Dupor v. Schwegmann Bros. Giant Super Markets, Inc.

400 So. 2d 239 | La. Ct. App. | 1981

CHEHARDY, Judge.

Defendant, Schwegmann Brothers Giant Super Markets, Inc. (Schwegmann’s), appeals a district court judgment in favor of plaintiff, Joyce Hall Dupor, in the sum of $7,325.35 together with legal interest from date of judicial demand and for all costs of the proceedings.

This case arises from a slip and fall incident involving the plaintiff which occurred in front of Schwegmann’s on North Broad Street in New Orleans, on February 29, 1978. At a trial on the merits Dupor testified she had purchased a large amount of groceries and that after she exited from the store, she left her groceries at a booth in front of the store. There she received a number and a Schwegmann’s employee watched her groceries while she went to get her car. She then drove it to the loading area, where a Schwegmann employee assisted her by handing the bags over the railing to her. She said she then closed the car door and started to walk around the vehicle *240to get back in, when she fell forward at a point near the back part of the passenger side of the car and next to the iron railing of the booth. The plaintiff said that at the time of the incident she did not know what had caused her to fall and added she was assisted by employees of Schwegmann’s who took her back into the store, administered first aid, and wiped off a “substance” from under her shoes with paper towels.

Rita Alexander, an employee of the defendant who was stationed outside the store in the vicinity of the place where the accident occurred, testified by deposition that although she did not see Dupor fall, she saw her on the ground after she had fallen. Alexander also stated that after the plaintiff was taken inside the store, she saw a liquid of some kind on the ground where Dupor had fallen and which was later inspected by other store employees.

Donald Williams, a security officer at Schwegmann’s, testified by deposition that he first saw the plaintiff shortly after the accident, when she was brought to the security office. He stated that after he administered first aid to her he inspected the accident site located in front of the store and approximately 8 feet from the railing which prevents the shopping carts from being removed from the store. He added he found a “reddish” substance on the ground which he described as being more “slippery” than water and which was approximately 7 or 8 inches in diameter. He said he then called a porter to put cat litter on the substance. Williams also explained that the point where the accident occurred is not a parking lot but a “loading” area and that there are porters in the area to make sure the ground is kept cleared.

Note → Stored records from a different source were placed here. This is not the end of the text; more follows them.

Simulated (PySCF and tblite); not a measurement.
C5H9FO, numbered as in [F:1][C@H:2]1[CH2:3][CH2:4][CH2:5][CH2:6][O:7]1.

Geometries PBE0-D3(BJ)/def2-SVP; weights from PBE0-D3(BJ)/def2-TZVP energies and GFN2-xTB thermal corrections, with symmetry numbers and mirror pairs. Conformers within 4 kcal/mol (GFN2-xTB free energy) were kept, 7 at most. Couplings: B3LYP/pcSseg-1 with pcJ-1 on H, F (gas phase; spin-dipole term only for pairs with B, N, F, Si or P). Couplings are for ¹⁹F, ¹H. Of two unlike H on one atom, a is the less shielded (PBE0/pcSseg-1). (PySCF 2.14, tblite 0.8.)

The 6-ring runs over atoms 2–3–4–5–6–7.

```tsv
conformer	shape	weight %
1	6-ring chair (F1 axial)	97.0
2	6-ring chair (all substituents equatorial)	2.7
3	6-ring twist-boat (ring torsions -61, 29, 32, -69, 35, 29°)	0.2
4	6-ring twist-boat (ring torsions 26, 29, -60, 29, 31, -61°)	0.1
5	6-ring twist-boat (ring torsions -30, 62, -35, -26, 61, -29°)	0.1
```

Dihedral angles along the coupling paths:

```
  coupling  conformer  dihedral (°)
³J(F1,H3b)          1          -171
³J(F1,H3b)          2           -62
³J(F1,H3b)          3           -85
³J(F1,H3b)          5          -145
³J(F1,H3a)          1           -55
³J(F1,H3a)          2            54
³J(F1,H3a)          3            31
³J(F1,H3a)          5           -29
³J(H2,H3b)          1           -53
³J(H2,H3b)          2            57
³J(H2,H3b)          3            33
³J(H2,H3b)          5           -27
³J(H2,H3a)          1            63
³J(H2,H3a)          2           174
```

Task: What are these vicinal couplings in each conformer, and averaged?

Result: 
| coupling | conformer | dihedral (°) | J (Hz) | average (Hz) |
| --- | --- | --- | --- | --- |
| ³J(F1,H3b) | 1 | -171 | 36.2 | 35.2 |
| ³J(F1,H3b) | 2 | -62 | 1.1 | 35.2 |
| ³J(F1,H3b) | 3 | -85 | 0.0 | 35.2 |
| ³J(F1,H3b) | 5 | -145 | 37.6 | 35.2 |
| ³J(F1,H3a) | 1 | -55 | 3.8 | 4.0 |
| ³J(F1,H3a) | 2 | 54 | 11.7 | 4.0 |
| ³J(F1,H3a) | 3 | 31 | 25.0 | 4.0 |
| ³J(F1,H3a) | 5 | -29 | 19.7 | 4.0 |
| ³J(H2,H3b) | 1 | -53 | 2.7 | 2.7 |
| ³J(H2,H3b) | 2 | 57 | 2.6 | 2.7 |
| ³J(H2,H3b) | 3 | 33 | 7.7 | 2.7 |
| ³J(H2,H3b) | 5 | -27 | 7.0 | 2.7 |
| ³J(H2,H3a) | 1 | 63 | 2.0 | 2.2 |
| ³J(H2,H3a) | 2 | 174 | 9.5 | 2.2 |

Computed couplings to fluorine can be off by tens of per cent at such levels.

Defendant on appeal argues only that the plaintiff did not carry her burden of proof in the present case. We cannot agree.

In the case of Bolin v. National Tea Co., 359 So.2d 690 (La.App. 1st Cir. 1978), the court established that a storekeeper has a duty to keep areas away from the display areas of the store, such as a parking lot, in a reasonably safe condition and he may not permit hazardous conditions of which he has actual or constructive notice to exist.

In the case of Calecas v. Great Atlantic and Pacific Tea Co., Inc., 330 So.2d 619, 620 (La.App. 4th Cir. 1976), this court addressed itself to the issue of the plaintiff’s burden of proof in such a case as the present one:

“At this point it is appropriate to discuss burden of proof. In slip-and-fall cases the burden of proof is onerous and, as a general observation, the litigant upon whom the burden ultimately rests, loses. The evidentiary problem in these cases was analyzed in Gonzales v. Winn-Dixie Louisiana, Inc., 326 So.2d 486 (La.1976). The Court held that once the plaintiff proves he or she slipped on a foreign substance in a store that was not there due to his or her fault, then the store owner must assume the burden of exculpating itself from negligence. We quote from this clear and concise opinion:
‘The duty of a store owner to protect his customers from foreign substances on the floor is one of reasonable care under the circumstances. Reasonable protective measures, including periodic inspections, must be taken to keep the aisles and floors free of substances or objects that may cause customers to fall. Kavlich v. Kramer, La., 315 So.2d 282 (1975); Tripkovich v. Winn-Dixie of Louisiana, Inc., La.App., 284 So.2d 80 (1973); Fontanille v. Winn-Dixie Louisiana, Inc., La.App., 260 So.2d 71 (1972), cert. denied, 261 La. 1064, 262 So.2d 44 (1972); Prosser, Law of Torts, § 61, pp. 392-393 (4th ed. 1971). * *’ ”

In Johnson v. Ins. Co. of North America, 360 So.2d 818, 819 (La.1978), the court held:

“When a customer in a self-service store proves injury resulting from a premise hazard, the burden shifts to the store operator to exculpate himself from the presumption of fault thereby arising and to establish his own freedom from fault. Gonzales v. Winn-Dixie Louisiana Inc., supra; Kavlich v. Kramer, supra. As these cases and the jurisprudence they cite illustrate, a premise hazard is a condition of the premises or of the store operation that results in an unreasonable risk of harm to customers under the cir*241cumstances. See Restatement of Torts 2d, Sections 282, 289, and 291.”

In the present case it was established that a premise hazard did exist, i.e., a puddle of a substance “slipperier than water” in an area where patrons of the store were required to load their cars with the groceries they had purchased in the store. Such a situation also requires customers, such as the plaintiff, to focus their attention on the loading activity and increases the risk of harm from anything present on the ground in the area, and, correspondingly, the duty of the storekeeper to minimize the risk by frequent inspections and cleanups. See Calecas v. Great Atlantic and Pacific Tea Co., Inc., supra.

Plaintiff in the present case established there was a hazardous substance present on the ground in the loading area, and this substance caused her, through no fault of her own, to slip and fall. The duty to exculpate itself then shifted to the defendant, Schwegmann’s, to show that periodic inspections were made of the ai aa and that other protective measures taken were reasonable. The defendant produced absolutely no testimony in that regard, and, therefore, failed to so exculpate itself.

For the reasons assigned, the district court decision is affirmed.

AFFIRMED.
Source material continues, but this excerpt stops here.